The supporting characters occasionally overshadow Octavian (most notably Julius Caesar and Mark Antony), which is hardly avoidable in an era peopled with so many galactic personalities. Even minor characters in this story have proven worthy of innumerable biographies. The story of Octavian’s rise to power is not meant to stand alone, but rather to be a single facet of the larger story of ancient Rome. In this respect, Mr. Everitt’s biography is an unqualified success. ( )
  Narboink | Nov 4, 2009 |
A great biography of a fascinating leader! I picked this up because I am a huge "I, Claudius" fan. Everitt's descriptions of most of the people involved are almost the exact opposite of Graves' in "I, Claudius", but Everitts prove to be as interesting and compelling. My only complaint is that the book opens with an idea of how Augustus might have died, but it is not until the very end of the book that Everitt reveals that, while his controversial version fits with the existing facts, there is essentially no reason to believe it (the facts being so scarce that dozens of stories could be made to fit). Still, it is an engaging biography that neither worships nor condemns the subject, but presents a balanced view. ( )
  Abbyroad909 | Oct 14, 2009 |
A riveting new biography of Cesar Augustus, Rome's firts emperor and one of the most powerful men who ever lived.

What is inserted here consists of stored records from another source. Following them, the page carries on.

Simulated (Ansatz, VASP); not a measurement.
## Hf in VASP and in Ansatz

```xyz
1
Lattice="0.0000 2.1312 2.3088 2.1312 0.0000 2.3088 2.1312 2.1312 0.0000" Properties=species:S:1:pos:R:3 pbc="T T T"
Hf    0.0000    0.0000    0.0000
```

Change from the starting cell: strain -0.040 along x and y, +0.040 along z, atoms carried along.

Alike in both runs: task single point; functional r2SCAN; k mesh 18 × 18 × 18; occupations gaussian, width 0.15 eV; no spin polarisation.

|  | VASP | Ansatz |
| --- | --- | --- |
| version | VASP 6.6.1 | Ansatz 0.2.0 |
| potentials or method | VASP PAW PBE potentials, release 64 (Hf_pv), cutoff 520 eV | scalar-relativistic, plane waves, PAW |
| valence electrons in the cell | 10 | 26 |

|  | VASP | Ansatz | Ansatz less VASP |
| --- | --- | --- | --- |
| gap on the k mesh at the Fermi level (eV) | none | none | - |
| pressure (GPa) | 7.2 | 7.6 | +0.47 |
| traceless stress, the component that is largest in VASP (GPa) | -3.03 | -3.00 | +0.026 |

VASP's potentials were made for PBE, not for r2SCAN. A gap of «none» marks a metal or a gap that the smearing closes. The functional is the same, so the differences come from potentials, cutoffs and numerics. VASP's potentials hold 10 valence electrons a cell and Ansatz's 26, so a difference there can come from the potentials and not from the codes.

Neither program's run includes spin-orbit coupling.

  HanoarHatzioni | Jun 9, 2009 |
A magnificent and well written life of this great Roman who dominated his Empire's public life for half a century and gave his name to a title used by his successors, a month of the year and a modern English adjective. He created the idea of Western Europe. The author's style is partly chronological and partly thematic, dictated by the paucity of surviving sources for the second half of Augustus's life as helmsman of the Roman world, a surprising state of affairs for such a prominent subject. A great read. ( )
  john257hopper | Apr 5, 2009 |
So far so good.. in the middle of reading it. Kind of open ended humor here and there. There is a lot of "what may have happened" at the beginning. But the facts right so far. ( )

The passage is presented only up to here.